We have to work out the probabilities on the right hand side, nevertheless. You can make all sorts of non-sense now. Clearly, P(F)=1/4. But the other probabilities are difficult to compute. So your are left with the definition of the conditional probability

\(P(F|C) = \dfrac{P(F \cap C)}{P(C)}\)

And that is exactly what we did above. There is no help from Bayes here.

## A Problem of Logic

### The Problem

Recently, I stumbled across a very interesting problem. I closed the site and started to think about the solution. Therefore, I neither have a link nor the solution given on the page. Let us try our luck with it. (I found a similar problem here. The solution is similar to the one I found. But here, I try to say more about the problem.)

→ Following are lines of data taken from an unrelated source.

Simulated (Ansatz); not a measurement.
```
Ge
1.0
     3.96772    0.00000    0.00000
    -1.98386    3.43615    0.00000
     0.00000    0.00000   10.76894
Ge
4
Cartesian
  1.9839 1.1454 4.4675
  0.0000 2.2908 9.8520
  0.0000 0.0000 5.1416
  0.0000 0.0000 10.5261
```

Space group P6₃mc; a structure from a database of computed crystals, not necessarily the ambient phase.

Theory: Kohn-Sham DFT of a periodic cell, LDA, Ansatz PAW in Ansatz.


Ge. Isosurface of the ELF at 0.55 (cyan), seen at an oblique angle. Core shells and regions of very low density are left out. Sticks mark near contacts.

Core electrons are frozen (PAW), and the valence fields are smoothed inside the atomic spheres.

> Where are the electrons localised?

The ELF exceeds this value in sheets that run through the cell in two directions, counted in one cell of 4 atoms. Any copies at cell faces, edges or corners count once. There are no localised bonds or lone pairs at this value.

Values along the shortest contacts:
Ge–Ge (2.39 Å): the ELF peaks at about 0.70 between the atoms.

Problem: Two prisoners A and B are given two numbers, each between 0 and 10. A is given the number a=6 and B is given the number b=4. They are told that the numbers add to 9 or 10. As usual, the prisoners cannot communicate in any way. Each day, A is asked if the sum is 9 or 10, and then B is asked the same question. Either prisoner can pass or claim to know the answer. If the answer is correct both regain their freedom, if not both are executed.

Can they find a secure solution without ever communicating between each other? If they both are clever enough they can. Now, you can leave this page for thinking if you wish. But mark it so that you can find back in case you cannot solve the problem.

The logic gets very involved if you start with the given values a=6 and b=4. A knows from the start that either b=4 or b=3. This he knows that B knows that he has a number between 5 and 7 etc. If you think that way, you are in for a problematic approach.

### The Solution

It took me several attempts to change my thinking. Let us call „shared knowledge“ the facts that both prisoners know and that both prisoners know the other prisoner knows. In fact, we think of what an observer would know. We ignore the specific numbers a=6 and b=4 for a moment.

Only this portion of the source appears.